Although US tuition fees are some of the highest in the world, ($20,000-$60,000 annually), – it’s not quite the insurmountable hurdle you’d imagine. There are ways to afford the fees.
Most US colleges have to raise funds through charitable donations from current and past students, as well as large corporations and government subsidies. Many therefore, have large endowment funds and can offer financial aid to international applicants. There isn’t an over-arching organization governing these scholarships, but there are many web sites with information, and individual college web sites give details on what they offer. (The term “bursaries” is rarely used by US colleges.)
The US education and college “app” (application) system is very different from what many international students may be used to. Experts advise international students to allow 18-24 months working back from the date they want to start college. Although it seems like a lot of time, applicants need to-
Research the colleges that might suit them. (I strongly advise widening the net and looking at more than just the well-known Harvard/Yale/MIT options). There is no over-arching body such as the UK’s UCAS so students must wade through individual college web sites.
- Look for financial aid, if needed. As mentioned, it is out there but finding it and submitting the paperwork adds a considerable amount of time and effort.
- Take the standardized test (ACT or SAT) that most colleges require of international students. This is a timed, multiple-choice test and is quite different from anything British students are used to. British applicants compete against American high schoolers who have been practicing these tests for months, so test prep is a must.
- Have test scores sent to the colleges they are applying to, which can take a month or more.

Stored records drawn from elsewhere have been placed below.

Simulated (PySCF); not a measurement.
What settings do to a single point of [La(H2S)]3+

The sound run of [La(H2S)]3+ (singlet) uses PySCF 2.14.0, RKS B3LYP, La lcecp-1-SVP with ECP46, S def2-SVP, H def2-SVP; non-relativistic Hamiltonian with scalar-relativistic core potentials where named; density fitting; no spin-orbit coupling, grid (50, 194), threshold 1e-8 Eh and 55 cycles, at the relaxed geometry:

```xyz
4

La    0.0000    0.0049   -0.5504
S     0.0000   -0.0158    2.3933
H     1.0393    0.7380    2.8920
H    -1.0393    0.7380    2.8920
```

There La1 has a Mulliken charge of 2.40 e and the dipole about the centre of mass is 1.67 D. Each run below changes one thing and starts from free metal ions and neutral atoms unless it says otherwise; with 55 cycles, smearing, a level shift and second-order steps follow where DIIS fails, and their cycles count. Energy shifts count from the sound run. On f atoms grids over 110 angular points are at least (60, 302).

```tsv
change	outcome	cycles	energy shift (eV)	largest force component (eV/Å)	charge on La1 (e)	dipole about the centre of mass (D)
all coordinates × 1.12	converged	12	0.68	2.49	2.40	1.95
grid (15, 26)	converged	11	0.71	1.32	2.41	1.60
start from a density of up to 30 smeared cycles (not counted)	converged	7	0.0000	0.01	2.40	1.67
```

- Have high school information sent to colleges. Teachers are asked for fairly in-depth reports* on applicants and some US colleges require applicants to use a Credential Evaluation service to compare foreign academic scores.
- Have financial (ie. bank) information sent to colleges to prove ability to pay for the first year. (This would include any scholarships that are awarded.)
- Fill out the application form(s). This takes more time than most foreign students realize. Most colleges require at least two personal essays, which should be proofed by at least one other person. Students are selling themselves to colleges so this essay cannot be rushed off in one draft.
- Apply for a visa. Students can only apply for a US student visa once they have finally committed to one college. This college initiates the paperwork for the visa request so students holding multiple offers cannot proceed until they make a decision.
- Apply for housing, send in doctor’s form etc. Once a student has a confirmed place at a US college there are many steps to complete before being able to attend. Choose and pay for housing, submit physical reports from the local doctor, register for classes and, in most cases, attend the International orientation session.
*Because of the amount of input required from teachers and other school staff, I strongly suggest that students with “sketchy” relationships start mending some fences, pronto!
It can be daunting to even consider applying to a US college, and expensive if you feel the need to hire a consultant. However, with sufficient time, it is possible for students (and their families) to undertake the whole process themselves.
To help international applicants manage the US application process (including deciding whether it’s even feasible in the first place), I have written ‘The Stress-Free Guide to Studying in the States; A Step-by-Step Plan for International Students’, which also has a Facebook page for questions and further information.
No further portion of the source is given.